The collusion of art and activism can be a powerful force, a panel of nationally renowned writers and teacher concluded Friday as the Jackson State University’s 9th Annual Creative Arts Festival began.

The roundtable discussion, titled Margaret Walker and Toni Morrison: Arts and Activism, got the festival off to a good start, followed by the historic dedication of a Toni Morrison Society “Bench by the Road,” with more talks and activities on Saturday.
“’For My People’ is ‘the’ activist poem,” Carolyn Denard, founder and board chair of The Toni Morrison Society told fellow panelists in the Arts and Activism discussion. “Margaret Walker once said, ‘Our greatest weapon is the word’,” Denard continued.
Walker, known as Margaret Walker Alexander, her married name, among her fellow JSU professors, was a perfect example of that confluence of the writer as artist and the artist as activist, she said.
Walker’s greatest activist act, Denard said, would be the institute for black studies that she founded, now known as the Margaret Walker Center for the Study of the African-American Experience, that she started in 1968 with nothing more than a desk and a telephone.

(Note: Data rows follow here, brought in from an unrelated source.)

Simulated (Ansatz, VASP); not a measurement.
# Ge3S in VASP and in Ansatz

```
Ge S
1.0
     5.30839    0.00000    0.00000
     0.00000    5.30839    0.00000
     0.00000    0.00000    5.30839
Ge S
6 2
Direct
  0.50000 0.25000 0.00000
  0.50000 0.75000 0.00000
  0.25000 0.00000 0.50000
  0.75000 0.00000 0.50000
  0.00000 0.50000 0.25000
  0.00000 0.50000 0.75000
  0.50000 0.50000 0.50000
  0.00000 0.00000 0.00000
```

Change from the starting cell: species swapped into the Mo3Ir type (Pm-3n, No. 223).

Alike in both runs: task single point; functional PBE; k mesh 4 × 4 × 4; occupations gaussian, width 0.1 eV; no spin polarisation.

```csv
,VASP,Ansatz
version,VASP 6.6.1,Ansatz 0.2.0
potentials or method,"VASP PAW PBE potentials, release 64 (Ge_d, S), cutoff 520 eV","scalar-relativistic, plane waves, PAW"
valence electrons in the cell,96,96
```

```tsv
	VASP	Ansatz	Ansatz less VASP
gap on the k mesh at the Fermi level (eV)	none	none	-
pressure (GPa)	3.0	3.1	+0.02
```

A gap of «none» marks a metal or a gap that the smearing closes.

Much of the discussion centered on how to get young people to embrace the written word and then go forward with it as a means of activisim.
“I want my students to find genius in themselves,” said Nikky Finney, a poet, National Book Award winning author and professor at the University of South Carolina, who also would give this year’s keynote address. “That’s activism.”
The challenge is to make the written word meaningful, the panelists agreed.
Finney recalled after one of her literature classes, a young black male came up to her in the wake of the Ferguson, Mo., police shooting which seemed to highlight the feelings of invisibility by that segment, and said: “I love this class.”
The young man continued: “When I open my mouth, I know you hear me,” Finney recounted.
Educators, said Finney, can teach students to express themselves. “Students want to have a class where they seem whole, human,” she said, just as Walker “taught in the spirit of the whole child.”
“We have to come up with creative assignments (for students) to connect with their own personal stories,” said panelist Carolyn Brown, who has

published Song of My Life (University Press of Mississippi), the first biography of Margaret Walker.
Panelists shared their experiences growing up with the written word, with moderator Dr. Deborah H. Barnes, associate professor of English at JSU, saying “The first book I remember reading for sure was (Walker’s) ‘Jubilee.’”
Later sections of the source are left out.